Helpful Information
 
 
Category: General Paid Work Requests
Resolved $30 to improve form structure

I have a form that is cluttered horribly within a table that I would really like to clean up and convert to a tableless format. The total width has to be contained within 680px, but the height is infinite... If you're interested, let me know and I'll shoot you more details and the applicable HTML file. Would really like to have this done by tomorrow.

I would do it myself, but I'm already backed up with other aspects of this massive project.

Will pay via PayPal ($30)

Hey Nyne Lyvez, I'm interested, if you haven't found someone else, please send me all the details.

Mike made a point back in the day that most forms are actually tables, and I think I agree with him. Tables are certainly the least messy way to lay out forms that I've seen.
The total width has to be contained within 680pxPixel-sizing? :-\

Yes, tables are nice for actual tabular data... But this form is anything but tabular. It's more freeform than anything, but it certainly doesn't look that way since it's trapped in a table.
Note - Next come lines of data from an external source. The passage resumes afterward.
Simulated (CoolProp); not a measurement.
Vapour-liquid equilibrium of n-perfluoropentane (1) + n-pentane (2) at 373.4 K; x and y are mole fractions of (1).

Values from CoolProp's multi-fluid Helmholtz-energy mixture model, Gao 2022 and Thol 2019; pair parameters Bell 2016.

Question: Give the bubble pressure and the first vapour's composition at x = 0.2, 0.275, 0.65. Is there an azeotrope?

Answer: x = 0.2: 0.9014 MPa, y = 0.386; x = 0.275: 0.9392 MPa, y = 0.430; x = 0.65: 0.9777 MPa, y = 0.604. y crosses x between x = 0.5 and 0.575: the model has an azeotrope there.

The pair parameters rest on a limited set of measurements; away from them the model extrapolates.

Also, I've never really understood what all the hype is about regarding pixel sizing. Everyone seems to think that EM is the way to go... However, most people don't seem to realize that even EMs are pixel based.

You can't come up with 680px in EMs without first having a default PIXEL size for the font of the page.

So most sites that don't adjust the default font size would be using 16px font size which would then translate to 42.5em

However, if someone were using a smaller font size, like say 13px... Then the EM size for 680px would be 52.308em

So to me it's all just a crock. I mean you're still basing the size off of pixels in a roundabout way.

Aha, I see. Yes, free-form forms are an interesting design choice — I've used them to create something that's less like a table and more like a 'fill in the blanks' command to the system before. I think it's very intuitive to the users, although unfortunately, due to the word order of English, the 'submit' button tends to come first ([Create] a user called _____ with the password _____, associated with the email address _____). It works better in Japanese or a less word-order–oriented language.

Of course ems are pixel-based — computers display things in pixels, so they really have to be. However, they are based on a pixel size specified by the user and system, rather than one you've chosen, which is fairly likely to be completely wrong for any given system. 1em is guaranteed to be a sensible, readable size for a single character by default, no matter the system or display. If you base your site on that unit, you get an fixed-layout site that will always be a reasonable size (window/display size discrepancies aside — that's an unavoidable consequence of using fixed rather than fluid layout, which is why percentages are better where possible). In the worse-case scenario, users can resize your site by modifying the font size settings in their browser (modern browsers are increasingly including a 'zoom' feature to do this conveniently), which is not standardly possible if the site is pixel-sized.

I have to disagree with Mike (whoever that is). Forms are definitely not tabular data. Tabular data is something that cannot be understood unless inside a table, statistics for instance. Tabular data usually has columns with titles and the data inside each column is connected somehow. We use tables for tabular data because we need it to be inside a table even if CSS is turned off.

A form on the other hand can be designed in a multitude of ways and we don't need to put all labels in one column and all inputs in the other, for instance. Mike's argument that "most forms are actually tables" is ridiculously stupid. The same can be said about websites, most websites are actually tables and we should use tables to design them.

The issue about pixel sizing on the other hand (or third hand :rolleyes:), I agree with Twey completely. A good website is made using only ems (and maybe percentages). In this way it won't break if the user (i.e. IE user) changes the text size. This does of course not apply for websites that aren't about text, like a site with just pictures or whatever, but most websites have (or should have) text and ems is the smart way to go.

I have to disagree with Mike (whoever that is).Mike Winter, a.k.a. mwinter. You can probably find his posts lying around here somewhere if you look.
A form on the other hand can be designed in a multitude of ways and we don't need to put all labels in one column and all inputs in the other, for instance.We don't have to, but it is by and large the most common design, and it's definitely tabular. I did say ‘most’.
on the other hand (or third hand :rolleyes:)I believe the phrase is ‘on the gripping hand’. :)

I believe the phrase is ‘on the gripping hand’. :)
Heheh, that sounds much better :D
Btw, respect for using smart quotes, I wish online forms did that automatically (like Illustrator for instance(only example I can come up with now)). Maybe someone knows how to implement that on a site for the forums and comments? (Maybe I should start a new thread before John penalizes me :p)

Oh, I hope not. I hate it when I write something and the application mangles it. Smart quotes are hell on code, too. I'd much rather enter Unicode quotes myself.